This week’s featured presentation is the film that signaled the end of Beach Party movies. Frankie and Annette traded their swimsuits for stock cars in FIREBALL 500.

Released in 1966, the film was co-written and directed by William Asher, the same guy who first teamed Avalon and Funicello in the original Beach Party a few years earlier.

It’s worth a look not just to see the Beach Party gang try something different (and pretty much fail), but as a glimpse at the fledgling organization known as N.A.S.C.A.R. According to the film, stock car racing was such small potatoes (mainly popular with kids from California and Southern good ol’ boys) that a guy like Frankie had to augment his income as a stock car driver by hauling moonshine!

  

Better still, Annette works in a carny where she tries to attract male customers for the hoochie coochie show. (No, I am not making that up.)

Thank goodness Eric Von Zipper (Harvey Lembeck) is still around. Only he seems to have changed his name to Charlie Bigg and no longer runs around with the least threatening bikers in movie history.

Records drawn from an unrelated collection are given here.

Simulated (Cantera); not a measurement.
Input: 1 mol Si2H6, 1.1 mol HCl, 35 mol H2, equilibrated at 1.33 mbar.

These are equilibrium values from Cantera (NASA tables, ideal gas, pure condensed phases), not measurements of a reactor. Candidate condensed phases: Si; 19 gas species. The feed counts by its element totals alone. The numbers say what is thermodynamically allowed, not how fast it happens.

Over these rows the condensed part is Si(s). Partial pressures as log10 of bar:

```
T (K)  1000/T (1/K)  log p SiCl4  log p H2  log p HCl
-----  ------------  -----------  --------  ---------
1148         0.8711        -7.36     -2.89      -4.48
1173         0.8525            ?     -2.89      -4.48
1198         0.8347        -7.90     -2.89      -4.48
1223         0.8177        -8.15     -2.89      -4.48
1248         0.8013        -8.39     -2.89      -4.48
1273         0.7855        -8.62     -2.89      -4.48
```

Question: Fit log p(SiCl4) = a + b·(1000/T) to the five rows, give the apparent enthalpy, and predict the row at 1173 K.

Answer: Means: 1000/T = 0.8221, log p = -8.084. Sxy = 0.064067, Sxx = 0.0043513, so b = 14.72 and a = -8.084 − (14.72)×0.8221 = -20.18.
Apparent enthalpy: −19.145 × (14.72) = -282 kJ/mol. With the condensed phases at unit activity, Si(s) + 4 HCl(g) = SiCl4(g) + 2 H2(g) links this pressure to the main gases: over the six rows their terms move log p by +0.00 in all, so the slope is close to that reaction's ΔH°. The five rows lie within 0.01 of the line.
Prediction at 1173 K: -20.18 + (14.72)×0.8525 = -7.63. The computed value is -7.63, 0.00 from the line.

The film also features Fabian, Chill Wills and Julie Parrish. But it’s all to no avail. No gilrs in bikinis shaking their behinds at the camera meant very tepid box office. The film spawned only one sequel (Thunder Alley) and marked the last time Frankie and Annette would avoid having sex with each other.

By the time the duo were finally reunited for 1987’s Back to the Beach, they would be a married couple with a growing kid, giving them a whole new excuse for avoiding sex.